Washington, D.C. – Congressman Sanford D. Bishop, Jr. (GA-02) joined today with his Democratic colleagues and fellow Members of the Blue Dog Coalition to pass H.R. 2920, the Statutory Pay-As-You-Go (“PAYGO”) Act. The bill marks a crucial step in bringing the federal budget under control by following the most basic of budgeting rules: don't spend money you don't have.

“With the Blue Dogs leading the way, the Congress is committed to addressing the country’s long-term fiscal challenges,” Bishop, an original co-sponsor of the bill, said. “The Blue Dogs have worked tirelessly over the years to require the federal government to spend within its means. Today our goal is one step closer to becoming a reality. It is time to put an end to the out-of-control deficit spending that has led our country down such a fiscally disastrous path.”
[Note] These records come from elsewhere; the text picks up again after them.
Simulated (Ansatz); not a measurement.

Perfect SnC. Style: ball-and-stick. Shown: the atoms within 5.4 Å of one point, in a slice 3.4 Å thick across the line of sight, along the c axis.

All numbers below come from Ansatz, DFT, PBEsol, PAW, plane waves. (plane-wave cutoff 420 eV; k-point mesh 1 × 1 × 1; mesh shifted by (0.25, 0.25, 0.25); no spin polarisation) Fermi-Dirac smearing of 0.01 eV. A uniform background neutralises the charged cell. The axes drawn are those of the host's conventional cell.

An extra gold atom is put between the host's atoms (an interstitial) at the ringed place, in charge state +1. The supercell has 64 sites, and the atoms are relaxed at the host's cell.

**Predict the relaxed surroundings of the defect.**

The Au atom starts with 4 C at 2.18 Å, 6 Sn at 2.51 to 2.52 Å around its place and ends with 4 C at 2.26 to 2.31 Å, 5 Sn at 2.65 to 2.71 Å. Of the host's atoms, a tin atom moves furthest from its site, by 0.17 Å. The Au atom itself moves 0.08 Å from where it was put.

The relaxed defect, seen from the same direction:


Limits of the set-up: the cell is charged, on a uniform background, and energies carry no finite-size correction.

The bill requires Congress to offset all new policies that reduce revenues or expand spending. Discretionary spending is not subject to PAYGO, and exceptions can be made for emergencies. If the net effect of all new tax and spending legislation enacted during a session of Congress increased the deficit, there would be an across-the-board cut in certain mandatory programs.

The PAYGO bill that passed the House today is similar to the statutory PAYGO law that was enacted in the 1990s, which helped reverse huge deficits, create budget surpluses, and produce an economic boom. The previous rules expired in 2002, which contributed to the dramatic turnaround from a projected surplus of $5.6 trillion to projected deficits of more than $11 trillion.